She decided to marry her love of music with psychology, and in her search for schools along the East Coast, she found Montclair State, just 14 miles from New York City.
“That was my motivation when I was in high school. I thought I wanted to be a Broadway star and New York was it,” Cardona said. “It’s just where I wanted to be. It’s where I could be who I was. It’s where people would respect art. And that was my dream.”
Cardona is one of 337 undergraduate international students at Montclair State, a number that has been declining since the enrollment of 749 in 2008.
Dr. Willard Gingerich, provost and vice president for academic affairs, reasoned that this drop could have been because of the recession, which began in December of 2007. “That was worldwide. It wasn’t just here,” he explained.
A study by SelfScore, a company providing international students with financial services, showed that international undergraduates pay almost three times the cost of tuition for in-state students, effectively decreasing the amount that local students pay to attend. Data shows that New Jersey Institute of Technology students would see a tuition increase as high as 58.5 percent and Rutgers’ tuition would increase by just over 20 percent, if international students paid the same tuition as in-state students.
But at Montclair, this isn’t necessarily the case. “There’s far less differential between the amount international students and out-of-state students pay,” Gingerich said. “They’re not enough to make all that much of a difference. We really need to bring more of the world into Montclair.”
Ester Rivarola is one of the people at Montclair State involved with bringing in more of that world. She is a third-semester international student from Paraguay, pursuing an MBA with a concentration in management and working as an I-20 assistant in the Global Education Center. She helps prospective international students with the process of collecting and submitting all required documentation.
“I feel like I’m helping someone else come here and study,” Rivarola said. “It’s easy for me to put myself in their shoes—to have empathy—because I went through it. It’s amazing when you meet all the students at orientation, and you finally put a face to all of those emails.”

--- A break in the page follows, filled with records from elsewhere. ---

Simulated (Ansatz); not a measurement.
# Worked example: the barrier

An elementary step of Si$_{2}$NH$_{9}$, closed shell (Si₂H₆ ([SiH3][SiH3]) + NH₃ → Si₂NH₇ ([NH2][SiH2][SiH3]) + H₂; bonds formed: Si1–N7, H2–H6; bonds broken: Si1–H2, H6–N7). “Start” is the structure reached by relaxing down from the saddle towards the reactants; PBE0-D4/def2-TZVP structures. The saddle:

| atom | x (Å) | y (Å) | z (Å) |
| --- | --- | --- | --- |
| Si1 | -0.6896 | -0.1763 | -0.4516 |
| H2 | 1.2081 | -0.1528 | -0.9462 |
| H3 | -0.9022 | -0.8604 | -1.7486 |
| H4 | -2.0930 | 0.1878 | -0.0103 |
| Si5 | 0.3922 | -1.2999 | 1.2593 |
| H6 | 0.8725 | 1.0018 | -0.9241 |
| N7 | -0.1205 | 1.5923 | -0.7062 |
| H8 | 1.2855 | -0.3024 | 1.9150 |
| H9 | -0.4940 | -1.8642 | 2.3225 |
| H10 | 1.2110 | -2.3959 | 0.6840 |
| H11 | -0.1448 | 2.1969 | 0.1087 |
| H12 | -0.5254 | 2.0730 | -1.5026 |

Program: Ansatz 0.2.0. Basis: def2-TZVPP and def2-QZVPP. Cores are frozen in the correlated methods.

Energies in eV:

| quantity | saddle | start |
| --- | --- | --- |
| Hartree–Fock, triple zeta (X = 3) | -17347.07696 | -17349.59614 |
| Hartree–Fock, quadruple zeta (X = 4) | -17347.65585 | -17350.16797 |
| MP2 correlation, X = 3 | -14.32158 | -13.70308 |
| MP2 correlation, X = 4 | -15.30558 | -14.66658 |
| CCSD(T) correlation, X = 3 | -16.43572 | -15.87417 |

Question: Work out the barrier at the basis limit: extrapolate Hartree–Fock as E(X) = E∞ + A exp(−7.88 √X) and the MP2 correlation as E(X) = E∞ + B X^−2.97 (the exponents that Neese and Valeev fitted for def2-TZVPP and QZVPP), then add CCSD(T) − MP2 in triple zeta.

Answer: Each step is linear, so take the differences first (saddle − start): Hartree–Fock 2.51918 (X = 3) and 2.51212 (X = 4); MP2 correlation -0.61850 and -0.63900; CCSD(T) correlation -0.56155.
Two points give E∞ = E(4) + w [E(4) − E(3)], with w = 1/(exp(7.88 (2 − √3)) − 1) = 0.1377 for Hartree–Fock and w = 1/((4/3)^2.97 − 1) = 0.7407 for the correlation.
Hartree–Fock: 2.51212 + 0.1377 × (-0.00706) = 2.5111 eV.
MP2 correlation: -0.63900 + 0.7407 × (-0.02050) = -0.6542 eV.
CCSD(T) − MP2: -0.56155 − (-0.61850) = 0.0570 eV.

Jessica Browning, a study abroad student from the UK, is at Montclair State from Bournemouth University, where she studies TV production. “My experience so far has been interesting and a little bit of a culture shock,” she said. “Everyone at Montclair is a lot more forward and friendly than back home.”
According to Elizabeth Gill, the director of International Services at Montclair State, the university has strategies in place to recruit more international students, and not for financial reasons. “International students receive not only the advantages of a great US education, but the unique opportunity for cultural exchange with Montclair State University’s extraordinarily diverse student body.”
Cardona echoed those sentiments about education in the US and how she doesn’t want to take for granted her experience here. “It’s easy to complain in college. But when you put it into perspective, who gets to go to college? Who gets to do something they like?” she said. “This is all I wanted in life.”